Wednesday, March 15, 2017

Golgo 13: The Mafat Conspiracy for NES (1990)


Original advertisement published in VG&CE (June 1990)

Press to view or download image in higher resolution.


Adults-only game for your Nintendo with beautiful artwork

Japanese and American gamers are well known for having different aesthetic values, specially in video games. Most of those differences were molded by Nintendo themselves, since they held a rigid censorship system for games sold in the Western world. But some games were able to pass the big N’s censors and left the original Japanese game practically unchanged. One such instance in Golgo 13 (1988) and its sequel, which you see here.


A huge amount of text about Nintendo’s censorship has been written on the Internet. The more egregious instances were some instances of graphic violence were left unchanged include Bionic Commando’s exploding Hitler face. Castlevania showed repeated religious references, as well as statue-nudity. But the original Golgo 13 featured all of them, save for the religious stuff: graphic violence (headshots), nudity and sex, and even smoking. Somehow, the game was sold in North America without major changes. 

The sequel, subtitled The Mafat Conspiracy, however, scaled back on every instance to please censors. It did retain some graphic violence. The game was also particular in that it mashed side-scrolling, driving, first-person shooter segments and Ninja Gaiden-like cutscenes. Why was the game some violent? The source material is a very popular manga were the protagonist is a secret assassin during the Cold War. It could not be any other way.
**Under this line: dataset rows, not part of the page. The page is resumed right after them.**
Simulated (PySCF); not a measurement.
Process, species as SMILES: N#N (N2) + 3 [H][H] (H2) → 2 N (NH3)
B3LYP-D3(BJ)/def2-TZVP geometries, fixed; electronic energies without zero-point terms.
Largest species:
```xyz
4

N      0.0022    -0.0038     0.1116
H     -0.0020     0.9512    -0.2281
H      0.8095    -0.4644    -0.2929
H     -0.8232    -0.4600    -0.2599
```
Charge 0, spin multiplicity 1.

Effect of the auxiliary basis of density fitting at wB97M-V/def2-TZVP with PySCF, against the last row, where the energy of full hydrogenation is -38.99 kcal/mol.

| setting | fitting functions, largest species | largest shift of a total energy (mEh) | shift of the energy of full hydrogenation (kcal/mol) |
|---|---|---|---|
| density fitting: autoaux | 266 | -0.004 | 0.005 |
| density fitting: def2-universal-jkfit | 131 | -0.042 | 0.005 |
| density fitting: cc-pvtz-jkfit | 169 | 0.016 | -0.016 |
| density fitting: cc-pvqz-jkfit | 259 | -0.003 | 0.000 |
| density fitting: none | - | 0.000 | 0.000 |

The NES game was published and developed by Vic Tokai, which made games for consoles and the PC from 1984 to 1998. It now concentrates on Japanese telecommunications. 

Curiously enough, you would know nothing about those manga origins of Golgo 13 by the artwork you see here, which was also used for the American box art. The illustration was made by Lawrence Fletcher and it is indeed superb: handmade, with various layers and judicious color implementation that forces the magazine reader to start from the right, were the whitest objects are drown) and slowly move to the left while reading the copy of the game. A classic for graphic illustrators wishing to learn how to correctly depict every aspect of a product in one image.



Golgo 13: The Mafat Conspiracy for NES print ad copy

An encore performance!

Golgo 13 is back in The Mafat Conspiracy! Top Secret Episode knocked the wind out of you; this one will blow you away!